Effective IA Strategy

The flywheel of data (positive feedback loop): more data means better analytics -> better analytics results in better products -> better products means more users -> that generates more data.

IA on AWS:

  • Services
    • Amazon Polly: text to life-like speech.
    • Amazon Lex: for building conversational interfaces, speech to text, detect intent, natural language understanding.
    • Amazon Recognition: image analysis to an application, detect inappropriate content.
    • Amazon Kendra: Intelligent search.
    • Amazon Comprehend: document analysis.
    • Amazon Textract: data and text extraction.
    • Amazon Lookout for Metrics and Amazon Forecast: Business metrics analysis .
  • Platforms (Amazon ML, Spark, Kinesis Batch, ECS)
    • Amazon EMR: easily run and scale Apache Spark, Hive, Presto, and other big data workloads.
  • Engines (MXNet, TenserFlow, Caffe, Theano, PyTorch, CNTK).
  • Infrastructure (GPU, CPU, IoT, Mobile).
    • EC2 P2 instances with powerful GPUs.

IA Impact

  • Automate manual effort-intensive efforts.
  • Engage audiences, costumers and employees.
  • Optimize product quality and customer experiences.

ML Process

Building ML applications is an iterative process and includes following general steps:

  • Formulate a problem. First ask: does this business problem require a machine learning solution?Not all problems are machine learning problems! Then:
    • Prepare your data.
    • Train the model.
    • Test the model.
    • Deploy your model.
  • Model is the output of an ML algorithm trained on a data set.
  • Training is the act of creating the model from past data.
  • Testing is measuring the performance of a model on test data.
  • Deployment is the process of integration a model into a production pipeline.
  • Problem definition consist of:
    • Observations
    • Labels
    • Features
      • Numeric
      • Categorical
        • Binary
        • Multiclass

Limitations

Machine learning modeling can be problematic for learning algorithms due to the ingestion of poor quality data. For example, the data may not include enough samples to represent a sufficiently broad scope of relevant variables. Reasons not to use ML:

  • Can be solved with traditional algorithms.
  • Does not require adapting to new data.
  • Requires 100% accuracy.
  • Requires full interpretability.

Accuracy vs Explainability

Accurate models are harder to explain as they are usually more complex. Less accurate models are easier to explain as they are usually more simple.

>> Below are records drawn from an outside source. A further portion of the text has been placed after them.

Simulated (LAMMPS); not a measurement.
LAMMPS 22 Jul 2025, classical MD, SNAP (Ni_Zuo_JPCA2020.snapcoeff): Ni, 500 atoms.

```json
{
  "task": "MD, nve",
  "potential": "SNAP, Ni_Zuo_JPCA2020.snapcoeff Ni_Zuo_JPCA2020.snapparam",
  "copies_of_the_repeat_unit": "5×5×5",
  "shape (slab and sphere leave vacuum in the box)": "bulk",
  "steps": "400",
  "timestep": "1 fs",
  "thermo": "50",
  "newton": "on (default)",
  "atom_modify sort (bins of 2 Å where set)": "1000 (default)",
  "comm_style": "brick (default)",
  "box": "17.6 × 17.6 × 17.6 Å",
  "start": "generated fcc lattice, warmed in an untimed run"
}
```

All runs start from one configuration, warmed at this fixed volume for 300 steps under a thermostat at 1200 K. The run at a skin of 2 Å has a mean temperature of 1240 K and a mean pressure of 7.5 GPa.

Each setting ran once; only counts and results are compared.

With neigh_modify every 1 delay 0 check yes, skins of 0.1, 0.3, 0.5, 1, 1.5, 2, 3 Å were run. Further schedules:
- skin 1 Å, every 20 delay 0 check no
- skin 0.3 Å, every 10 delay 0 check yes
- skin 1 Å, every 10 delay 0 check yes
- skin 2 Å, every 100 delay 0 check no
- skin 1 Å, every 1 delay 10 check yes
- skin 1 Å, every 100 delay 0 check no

Explainability arises when model decision can’t be effectively described in human terms.

Uncertainty describe an imperfect outcome because models attempt to fit on a training data, which may have imperfect data. The “best” data may also be unknowable.

Simple Model vs Complex Model

The output of a simple ML model may be explainable and produce faster results, but the results may be inaccurate. The output of a complex ML model may be accurate, but the results may be difficult to communicate.

ML Data Readiness

Not all data is ready for ML solutions. Ask questions!

  • Can my data be used?
    • Is it available?
    • Is it accessible?
  • Should data be used?
    • Does my data respect user privacy?
    • Does my ML project have enough security?
  • Is my data high quality?
    • Relevant
    • Fresh
    • Representation. Does the data contain all available products?
    • Unbiased. Does the data tend to favor one area of a segment when building my machine learning model?

ML Project Impact

Expectations for the amount of time needed to deploy production models can take weeks or even months. Lifecycle consists of:

  1. Problem definition (1 week).
  2. Data exploration (1 week).
  3. Data preparation (2 weeks).
  4. Model exploration (3 week).
    1. Model training.
    2. Model testing.
  5. Evaluation (1 week).
  6. Production deployment (4 weeks).
  7. Model update. Will it change? Continuous monitoring of incoming data can help retrain your model on newer data if the data distribution has deviated significantly from the original training data distribution.

Good questions to ask:

  • Have similar problem in the past?
  • Have data been explored and faults found?
  • Is the performance of the model meeting business requirements?

Think about following questions early:

  • What is the likely computational cost of generating predictions with my model?
  • How quickly does my data change?
  • How significant are the changes needed to deploy?
  • Does the model’s performance meet the business need?

Organization Readiness for ML

  1. Find the right problem. Choosing worthy problems, such as those that aren’t solvable by traditional means, require rich data, or demand large amounts of labor, can lead to early wins and gains in organizational momentum.
  2. Fail forward. Failing forward with ML means using failure as an iterative opportunity to become fault-tolerant and find a successful direction in subsequent attempts.
  3. Scale beyond proofs of concept (POC). ML POCs in development can be used to solve ML scaling challenges across the business before making large production investments.

Data Evaluation Strategy

  1. Acceptable. Data is raw, unlabeled and requires work before can be used with ML.
  2. Good. Data is labeled, lives in separate sources and accessible to some teams/users.
  3. Best. Data is labeled, lives in source of truth and accessible to all teams/users.

Use data lake to combine data from multiple sources: data, databases, clickstream, IoT and sensor data, logs, backups, multimedia, and social media activity.

Culture of Learning and Collaboration

  • What is a data scientist? Data scientists design and build models from data, create and work on algorithms, and train models to predict and achieve business goals.
  • Ask this early: how will you use machine learning? This reinforces the importance of ML in their areas of ownership, and will encourage people to work together to come up with interesting opportunities.
  • Support roles are needed: engineering, science and business.

Start ML Journey

Common mistakes:

  • Viewing AI as a plug-and-play technology with immediate returns.
  • Thinking too narrowly about AI applications.

AI has the biggest impact when it’s developed by cross-functional teams with a mix of skills and perspectives.